Involve, the University of Southampton and Nethood collaborated to deliver and test potential solutions for these problems. We tested and evaluated new tools in the live context of a public dialogue exploring the public’s priorities for Sentencing Policy.
This dialogue was designed to contribute to the Justice Select Committee’s inquiry into public perceptions of sentencing. Rebooting Online Public Dialogue evaluated how each tool helps solve these problems by looking at their impact within a dialogue, how they impact how decision makers respond to the dialogue, and how they support the public having a voice in the important issue of sentencing policy.
The project is part of the RSA and UKRI’s programme Rethinking Public Dialogue, running from September 2022 - September 2023. The programme funded the testing of new approaches and possibilities for public dialogue. Throughout, Involve and our partners met with the other nine grantees throughout to bring together diverse perspectives and share our learning about developing creative and innovative approaches to dialogue.
Supporting the Justice Select Committee
Decision makers already use public dialogue to inform their work and would usually initiate the process. So it is crucial for any new approach to be seen as credible and usable by decision makers, and for dialogue to take place in a real and useful context. We were able to combine the experimental format with providing a real public input into some live areas for public engagement required by the Justice Select Committee.
The public dialogue report (forthcoming) will provide evidence to an inquiry by the House of Commons Justice Select Committee. The inquiry examines public opinion and understanding of sentencing policy in England & Wales. Sentencing policy guides the decisions of judges on individual sentencing choices. Making sense of public opinion about sentencing is challenging. While polling can indicate preferences, it can sometimes reveal contradictions in public views. Dialogue can bring together different perspectives and explore where differences of opinion occur and where the potential is for common ground.
The dialogue answered two key questions:
- What do you think the aims of sentencing should be?
- What should the government’s priorities be when setting sentencing policy?

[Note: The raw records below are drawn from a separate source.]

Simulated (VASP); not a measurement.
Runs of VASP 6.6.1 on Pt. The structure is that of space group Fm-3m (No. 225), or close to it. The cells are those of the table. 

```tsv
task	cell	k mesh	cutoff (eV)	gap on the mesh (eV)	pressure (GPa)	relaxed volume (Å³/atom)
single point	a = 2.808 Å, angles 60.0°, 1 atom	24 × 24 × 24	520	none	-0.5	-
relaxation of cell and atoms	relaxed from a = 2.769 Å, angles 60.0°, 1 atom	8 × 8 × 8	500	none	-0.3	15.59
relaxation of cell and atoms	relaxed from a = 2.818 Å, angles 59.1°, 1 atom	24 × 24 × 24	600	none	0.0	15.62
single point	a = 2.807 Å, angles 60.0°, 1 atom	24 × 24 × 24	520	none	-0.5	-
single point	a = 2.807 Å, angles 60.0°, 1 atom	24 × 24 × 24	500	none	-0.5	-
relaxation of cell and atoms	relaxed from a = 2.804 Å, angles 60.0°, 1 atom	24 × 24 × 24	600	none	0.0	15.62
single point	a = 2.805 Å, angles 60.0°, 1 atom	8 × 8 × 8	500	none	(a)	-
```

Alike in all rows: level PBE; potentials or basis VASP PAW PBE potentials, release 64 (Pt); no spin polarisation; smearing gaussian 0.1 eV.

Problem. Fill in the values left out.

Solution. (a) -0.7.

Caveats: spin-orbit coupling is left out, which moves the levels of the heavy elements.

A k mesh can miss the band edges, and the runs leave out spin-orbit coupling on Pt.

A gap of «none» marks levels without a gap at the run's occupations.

25 people were chosen to reflect a general public who did not have professional or personal lived experience of the justice system. They were from across England & Wales, and reflective of age, gender, region and urban-rural areas. Participants engaged in three half-day sessions to learn more about the issue, deliberate together and answer the two questions above. They listened to presentations about the aims of sentencing, different perspectives from victims and prisoners, and how sentencing is discussed online.
What methods did we test and why?
As part of the dialogue we tested four methods with potential benefits to public dialogue:
- Argument Mapping: half of the groups used an argument mapping tool. The argument mapping tool concisely sets out in a visual hierarchy the key arguments that were being used, as well as the pros and cons to those arguments.
- Social Media Analysis: the whole dialogue discussed the results of an analysis of how sentencing is posted about on social media.The topic modelling analysis, which is based on machine learning, brought in external discussion by showing what articles and topics were being talked about on Twitter.
- New Platform: one of the three meetings took place on Jitsi, a platform with higher privacy protection than Zoom. The open source platform was designed for the requirements of the public dialogue.
- Gamified Scenarios: participants engaged in a role-playing exercise based on the Sentencing Council’s You be The Judge scenarios. This presented the questions in a different style to encourage critical, empathetic and creative thinking.
We have written the findings from the dialogue and survey results from participants into a report for the inquiry. This report was submitted as evidence to the inquiry and is available to view on the Justice Select Committee Website here or further down this page. The Inquiry findings are planned to be published in Autumn 2023
The findings about the experiments will be shared in a wider report by the RSA alongside learnings from the other grantees in Autumn 2023. Involve and our partners will work to share our key findings, and possibilities for future engagement practice and research.